Metrics
Counters, gauges, histograms, summaries; RED method, USE method
Metrics are numeric measurements sampled over time, stored as time-series data, and the foundation of dashboards and alerting at scale. Four core metric types cover all use cases: counters (monotonically increasing, e.g., request count), gauges (point-in-time value, e.g., memory used), histograms (bucketed distributions for latency percentiles), and summaries (client-side quantile calculation). Two frameworks guide which metrics to instrument: the RED method (Rate, Errors, Duration — for request-driven services) and the USE method (Utilization, Saturation, Errors — for resource-driven systems like CPUs and queues).
Key Points
- Counter: always-increasing integer; use rate() in PromQL to get per-second rate; never use a counter for values that can decrease
- Gauge: snapshot value that can go up or down; suitable for queue depth, active connections, memory usage
- Histogram: pre-defined buckets (e.g., 0.005s, 0.01s, 0.025s, 0.05s, 0.1s, 0.5s, 1s); enables server-side quantile calculation with histogram_quantile(); preferred over summaries in distributed systems
- Summary: client-side quantile streaming (e.g., p50, p90, p99); cannot be aggregated across instances — avoid for horizontally scaled services
- RED method targets: Rate (requests/sec), Errors (error rate %), Duration (latency histogram); apply per service endpoint
- USE method targets: Utilization (% busy), Saturation (queue/wait depth), Errors (hardware/driver errors); apply per resource (CPU, disk, network, DB connection pool)

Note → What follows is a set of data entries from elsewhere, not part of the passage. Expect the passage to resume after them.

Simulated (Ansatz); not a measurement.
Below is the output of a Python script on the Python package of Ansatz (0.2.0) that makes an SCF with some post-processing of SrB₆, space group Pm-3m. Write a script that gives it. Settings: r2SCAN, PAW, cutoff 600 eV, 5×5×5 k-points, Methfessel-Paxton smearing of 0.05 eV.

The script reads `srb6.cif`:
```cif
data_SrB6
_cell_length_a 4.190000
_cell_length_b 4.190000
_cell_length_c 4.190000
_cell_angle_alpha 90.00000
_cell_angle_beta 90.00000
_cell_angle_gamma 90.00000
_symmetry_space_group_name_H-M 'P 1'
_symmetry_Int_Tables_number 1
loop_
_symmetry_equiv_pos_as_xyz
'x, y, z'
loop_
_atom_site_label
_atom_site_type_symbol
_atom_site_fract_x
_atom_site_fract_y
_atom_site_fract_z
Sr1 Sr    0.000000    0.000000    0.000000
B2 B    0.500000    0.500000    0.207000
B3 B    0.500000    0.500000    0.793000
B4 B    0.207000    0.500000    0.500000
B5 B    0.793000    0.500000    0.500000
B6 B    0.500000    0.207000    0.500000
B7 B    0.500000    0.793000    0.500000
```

- Cardinality explosion: each unique combination of label values creates a new time series; high-cardinality labels (user_id, request_id) can OOM Prometheus; keep label cardinality under ~1000 per metric
- Exemplars (OpenMetrics extension) attach a trace_id to a specific histogram observation, enabling direct navigation from a p99 spike to the offending trace
| Aspect | RED Method | USE Method |
|---|---|---|
| Focus | Request-driven microservices | Infrastructure resources (CPU, disk, network, pools) |
| R / U | Rate — requests per second per endpoint | Utilization — % time resource is busy |
| E | Errors — % of requests returning 5xx / failures | Errors — device errors, dropped packets, driver faults |
| D / S | Duration — latency distribution (p50/p95/p99) | Saturation — queue depth, wait time, pending tasks |
| Primary Tool | Prometheus + Grafana (http_requests_total histogram) | node_exporter, cAdvisor, cloud-native metrics |
| Alert Example | Error rate > 1% for 5 min on /api/checkout | CPU utilization > 80% sustained for 10 min |
| Blind Spot | Does not reveal why (resource constraint) | Does not reveal user-facing impact directly |
| Best Used By | On-call SRE during active incident | Capacity planners and infrastructure engineers |
Real-World Example
Google SRE pioneered the Four Golden Signals (latency, traffic, errors, saturation) which directly inspired the RED and USE methods; every Google service dashboard is structured around these signals before any custom metrics are added.